SEATTLE (LN) — The 9th Circuit reversed the district court’s judgment granting habeas corpus relief to Mark Alan Bradford on his guilt-phase claims and setting aside his California conviction for first-degree murder, holding that the California Supreme Court’s summary denial of his Brady and ineffective assistance claims was not an unreasonable application of federal law.
Bradford, who was convicted of the 1988 murder of Lynea Kokes at the Panorama City Lodge in California, argued that the state suppressed blood-alcohol testing results and that his trial counsel was ineffective for failing to request those results or investigate his intoxication.
The panel, in an opinion by Judge Daniel P. Collins, rejected Bradford’s contention that the Supreme Court’s recent decision in Loper Bright Enterprises v. Raimondo undermines the highly deferential standard of review required under the Antiterrorism and Effective Death Penalty Act (AEDPA).
Bradford argued that Loper Bright’s rejection of judicial deference to executive agencies meant federal courts could no longer defer to state court interpretations of federal law in habeas proceedings. The panel held that Loper Bright addressed the Administrative Procedure Act and executive agencies, whereas AEDPA explicitly mandates deferential review of state court judgments.

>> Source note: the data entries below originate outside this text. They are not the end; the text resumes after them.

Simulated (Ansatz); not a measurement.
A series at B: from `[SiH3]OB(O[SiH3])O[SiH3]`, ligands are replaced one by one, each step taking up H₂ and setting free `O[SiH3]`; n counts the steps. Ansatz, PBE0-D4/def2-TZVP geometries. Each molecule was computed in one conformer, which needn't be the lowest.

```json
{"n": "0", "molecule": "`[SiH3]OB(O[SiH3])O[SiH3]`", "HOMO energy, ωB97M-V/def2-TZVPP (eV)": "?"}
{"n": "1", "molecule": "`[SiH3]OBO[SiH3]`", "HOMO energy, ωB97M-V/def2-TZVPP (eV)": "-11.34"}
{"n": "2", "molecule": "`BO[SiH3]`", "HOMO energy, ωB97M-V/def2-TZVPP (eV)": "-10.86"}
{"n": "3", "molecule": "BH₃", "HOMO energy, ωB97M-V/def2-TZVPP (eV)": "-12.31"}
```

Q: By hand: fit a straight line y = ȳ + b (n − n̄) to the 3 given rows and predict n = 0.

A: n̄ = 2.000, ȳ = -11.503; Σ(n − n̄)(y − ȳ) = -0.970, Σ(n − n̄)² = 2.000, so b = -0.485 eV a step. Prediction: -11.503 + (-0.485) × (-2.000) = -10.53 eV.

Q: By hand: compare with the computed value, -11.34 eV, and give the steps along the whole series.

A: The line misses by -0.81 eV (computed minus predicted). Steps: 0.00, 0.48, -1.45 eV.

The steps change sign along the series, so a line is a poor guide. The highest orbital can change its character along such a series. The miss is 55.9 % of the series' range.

"The text of AEDPA requires that federal habeas courts apply a highly deferential standard in reviewing any state court decision that rejected a federal claim on the merits," the panel wrote. "AEDPA’s mandate that federal courts defer to the state court’s application of federal law thus precludes the exercise of independent judgment on collateral habeas review."
The court also addressed the procedural posture, deciding to address the merits of Bradford’s claims under AEDPA before considering whether he could excuse his state-law procedural default under Coleman v. Thompson. The panel reasoned that the prejudice inquiry for the merits claims overlapped with the prejudice inquiry for excusing default, and the AEDPA standard was more deferential.
On the merits, the panel found the California Supreme Court could reasonably have concluded that Bradford failed to support his allegation that blood-alcohol testing had actually been performed on his blood sample. Bradford’s Brady claim rested exclusively on the assertion that such results existed and were suppressed.
"Because the California Supreme Court could reasonably have concluded that Bradford failed to provide sufficient factual support for his allegation that such blood-testing results existed, that court could likewise have reasonably concluded that the sole factual predicate for Bradford’s Brady claim was wholly vitiated," the opinion stated.
Regarding the ineffective assistance claim, the panel noted that even assuming defense counsel performed deficiently in failing to investigate and present evidence of Bradford’s intoxication, the state court could reasonably have determined Bradford failed to establish prejudice.
The panel reversed the district court’s judgment granting habeas relief and vacating Bradford’s first-degree murder conviction and special-circumstance finding. The case was remanded for the district court to enter an order denying Bradford’s habeas petition in its entirety regarding the guilt-phase claims and to resolve any remaining penalty-phase claims.
Bradford was sentenced to death for the murder of Lynea Kokes, who was found with her throat cut and stabbed multiple times in her apartment at the Lodge.